I went to a restaurant that offered free refills last week. I brought a 50 gallon barrel with me, and then took home a whole barrel of soda...

(Or, in other words, somehow all sense of fair play and decorum go out the window once we're anonymous on the internet. And this is why we can't have nice things.)

It's not like this.

Google doesn't like storing files as e-mails with base64-encoded binaries because it competes with Google Drive. That solution - the Gmail Drive - existed long before Google Drive, and even had a nice tool that mounted your gmail storage as a network drive on Windows! GMail storage isn't unlimited, so I always considered it fair - they give me a couple of GB of free storage, it's up to me how I use it.

As for the unlimited offers and restaurants, people don't do that too much in meatspace because they'd get thrown out by security for obvious abuse. But they do it a little, like e.g. couples buying one cup and using it together. There are also natural limits to how much soda you can consume or use, even if you got away with taking home a whole barrel (sodas lose gas fast)...

(And note that the "decorum" and "fair play" doesn't apply in meatspace either, when it comes to e.g. retail chains making mistakes in their promotions, like that one famous case where (AFAIR) Lidl in Poland offered refunds for products you didn't like if you brought back the box, whether or not the product was still inside. You can imagine what happened next.)

However, ultimately, it's the company that's playing tricks on people with "unlimited" marketing, and they deserve the problems they get when people take it at face value (offering something with no intent to fulfill that offer is plainly dishonest). Reminds me of a mobile vendor that offered USB modem with free unlimited LTE for $notmuch, back when LTE was a somewhat new thing (~2012). A friend bought the subscription to test it out, and discovered that the "unlimited" LTE was actually throttled past 20th or 30th GB. Guess which company I never considered buying Internet services from since?

It's not because of customers that we can't have nice things. It's because of companies using dishonest marketing tactics and then acting surprised when some people call them on their bluff. It isn't so hard to say "no hard limits <small>but we throttle you past XX $unit, and there are following restrictions on use...</small>", except treating customers with respect is anathema to modern business.

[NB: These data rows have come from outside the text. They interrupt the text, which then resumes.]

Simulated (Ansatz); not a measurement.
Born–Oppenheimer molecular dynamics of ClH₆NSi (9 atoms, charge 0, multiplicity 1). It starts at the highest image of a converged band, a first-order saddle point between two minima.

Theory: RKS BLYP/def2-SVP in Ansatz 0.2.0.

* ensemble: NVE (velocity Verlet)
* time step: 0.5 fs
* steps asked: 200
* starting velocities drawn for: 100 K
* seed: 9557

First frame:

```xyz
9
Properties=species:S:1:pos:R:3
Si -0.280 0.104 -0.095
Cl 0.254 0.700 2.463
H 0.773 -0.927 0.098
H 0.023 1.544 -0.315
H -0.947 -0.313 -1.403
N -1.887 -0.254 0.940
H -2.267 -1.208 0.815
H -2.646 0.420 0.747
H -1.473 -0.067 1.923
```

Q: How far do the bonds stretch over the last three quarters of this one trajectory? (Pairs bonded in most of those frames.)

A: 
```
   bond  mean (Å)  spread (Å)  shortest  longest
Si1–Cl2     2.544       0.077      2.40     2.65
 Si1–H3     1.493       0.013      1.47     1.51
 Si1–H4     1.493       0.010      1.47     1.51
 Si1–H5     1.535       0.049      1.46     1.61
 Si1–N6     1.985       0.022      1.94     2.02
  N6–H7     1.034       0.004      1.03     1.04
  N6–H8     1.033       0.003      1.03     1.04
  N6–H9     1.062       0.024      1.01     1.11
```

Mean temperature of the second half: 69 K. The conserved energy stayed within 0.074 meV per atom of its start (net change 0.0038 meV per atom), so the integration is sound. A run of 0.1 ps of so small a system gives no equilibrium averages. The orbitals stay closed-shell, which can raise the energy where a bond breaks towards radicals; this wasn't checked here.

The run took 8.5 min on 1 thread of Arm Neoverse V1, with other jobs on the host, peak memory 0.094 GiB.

Whats the marketing term for "practically unlimited for normal usage patterns"? Because I think that's what they are after here in marketing.

The majority of the population will use these "unlimited" plans/products in a way that they never realize the limit. However there is always the outlier person that sees "unlimited" and is basically using the product at the max 24/7

Its much easier to say to the avg joe you have unlimited X instead of. Choose from the following 27 plans depending on how much a,b,c,x,y,z you need or even a you only pay per x of what you use! The avg person isn't going to even know those factors.

I think "Unlimited(asterisk)" marketing is here to stay for those reasons and if you are the minority power user then its up to you to read the asterisk

"Unlimited" is a marketing term with a very specific meaning. It means "limited".
That's in interesting point. It's not so much that the sense of fair play is lost, but that it changes. Somehow, we lose track of the human factor when we don't see it and focus solely on "logic" or our own self interests.

In this example "unlimited", which actually means "unlimited within reason" works perfectly well (even though it isn't well-defined) in a human setting. We naturally and instinctively understand that people don't mean "take as many as you want" or "make yourself at home" literally.

But on the internet, if it's a data/storage plan, we might get angry at anything less than infinity, because logically > "There is no point offering Unlimited storage and then stop people from using it."

I see this also apply to our "moral ease-of-use" for adblockers/paywall bypassers/torrents etc.

The phrase "this is why we can't have nice things" applies.

Life shouldn’t be about trying to take advantage of people or things to the maximum possible amount.

It is like a box of donuts at the office. They are free. You can take one. Come back for a second if any are left. But walk off with the whole box and you will be judged for it. Do so repeatedly and it will become a problem enough for disciplinary actions to be considered.

Edit: If I were to try to formalize the rules, I would say that the donuts are free for everybody in the office but not for anybody in the office.

If you are acting as a group with everybody in the office, which means behaving according to certain social rules involving fairness and sharing, then you count as an everybody and can have a donut. Once you cease to do so you no longer count as an everybody and cannot have a donut.

If you have special rights to the donuts, taking them won't get you judged. For example, the person who brings in the donuts can take the remainder home at the end of the day or may choose to give the rest to someone to take home, and there won't be any judgment. Further exceptions can exist on an office by office basis.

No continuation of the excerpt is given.